And wouldn’t the correct translation be Kesef?
You are a liar and if you keep deliberately mischaracterizing my views you’ll not publish another comment here. Cut out the snark. If you want to comment and disagree do so. If you want to smear, go elsewhere.
Strange bedfellows. Shas epitomizes low life, embezzling, bottom of the barrel. And you will sleep with dogs if they share your view. Carter is an absolute nobody. He is beyond contempt. More than likely, Yishai sees the possibility of pockets a few shekels with the the Shas call to arms.
My snore quote of April 18th:
“This is unlike you and Jimmy Carter, who actually sympathize with the goals of these groups.”
Why can’t the shepherds invent a couple of new slogans for their sheep? We are all a bit bored by now by this equation.
I don’t think this is that significant – Yishai isn’t breaking the government policy as he’s been quite explicit that he only wants to meet with Hamas vis-a-vis the prisoner exchange, rather than more comprehensive issues.
You are wrong. No Israeli cabinet minister has met directly with Hamas, yet Yishai wishes to do so. No Israeli cabinet minister met with Carter on this trip except Yishai. So Yishai broke 2 boycotts. That’s big stuff. SOrry you don’t recognize that.
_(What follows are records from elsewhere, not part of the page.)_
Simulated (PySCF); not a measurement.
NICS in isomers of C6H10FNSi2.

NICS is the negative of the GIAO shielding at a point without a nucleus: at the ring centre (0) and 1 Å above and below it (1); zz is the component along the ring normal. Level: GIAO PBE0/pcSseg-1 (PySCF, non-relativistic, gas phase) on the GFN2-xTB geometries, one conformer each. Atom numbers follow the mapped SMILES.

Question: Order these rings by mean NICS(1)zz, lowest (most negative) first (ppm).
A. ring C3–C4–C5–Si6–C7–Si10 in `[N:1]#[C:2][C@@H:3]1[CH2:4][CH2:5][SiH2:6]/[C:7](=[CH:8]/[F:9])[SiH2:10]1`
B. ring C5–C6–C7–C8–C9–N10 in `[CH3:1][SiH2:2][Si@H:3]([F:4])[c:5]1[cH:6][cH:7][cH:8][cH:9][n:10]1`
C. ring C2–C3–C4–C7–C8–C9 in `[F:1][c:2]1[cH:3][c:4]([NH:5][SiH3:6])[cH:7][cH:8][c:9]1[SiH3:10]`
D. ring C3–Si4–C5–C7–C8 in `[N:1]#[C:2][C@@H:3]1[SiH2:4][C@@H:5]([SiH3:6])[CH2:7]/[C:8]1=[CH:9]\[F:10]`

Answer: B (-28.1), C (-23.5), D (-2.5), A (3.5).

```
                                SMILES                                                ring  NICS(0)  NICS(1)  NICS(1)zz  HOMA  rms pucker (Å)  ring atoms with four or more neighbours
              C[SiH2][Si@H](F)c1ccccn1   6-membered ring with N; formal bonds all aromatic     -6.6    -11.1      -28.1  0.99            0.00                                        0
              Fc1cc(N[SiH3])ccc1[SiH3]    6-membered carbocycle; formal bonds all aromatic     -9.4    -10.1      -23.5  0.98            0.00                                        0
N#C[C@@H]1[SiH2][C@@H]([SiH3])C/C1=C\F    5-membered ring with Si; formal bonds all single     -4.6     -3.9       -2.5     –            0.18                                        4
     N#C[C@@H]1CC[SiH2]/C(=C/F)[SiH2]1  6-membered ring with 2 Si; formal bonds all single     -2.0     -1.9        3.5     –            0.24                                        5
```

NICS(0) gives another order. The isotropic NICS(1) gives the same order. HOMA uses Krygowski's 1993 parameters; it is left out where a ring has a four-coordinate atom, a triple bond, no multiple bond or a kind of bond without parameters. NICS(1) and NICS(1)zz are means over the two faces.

He’s said he wishes to do so in the knowledge that his membership in the cabinet precludes him from doing that. And I’m not sure how formal the ‘boycott’ of Carter was – i.e. whether or not cabinet ministers were actually told not to meet him. If he actually does meet with Meshal – which I very much doubt – then there will be a story there.
@Joe: I’m always amused by people who point fingers at the “other guys” in Israeli politics warning how corrupt THEY are. While of course MY party is pure as the driven snow. Is Shas corrupt? Sure. But isn’t the system basically encouraging them to be corrupt or at least winking its eye at it?
I don’t like Israel being a theocracy. At the time when the Orthodox stop having a monopoly on certain social functions (like education–at least the education of their own), then I’ll be the first in line to say: “Stop this.” But as long as Israel remains a theocracy then I’m afraid what Shas does is merely manipulate the system in ways the system allows it to.
I don’t approve of Shas’ corruption nor of its views on religious affairs. But its views on the I-P conflict are often quite moderate & therefore worth listening to.
Not very related to the subject, but I’m thinking, since no Seculars nor Ashkenazim are allowed in Shas, is this an ‘apartheid’ party?
Shas certainly is what I’d call a “tribal” political party based on narrow ethnic/religious outlook. That’s what I have against it. But then again, it feels somewhat more affinity for both Mizrahi Israelis & the Arab world in general. So it brings something to the table that the Ashkenazi dominated parties don’t.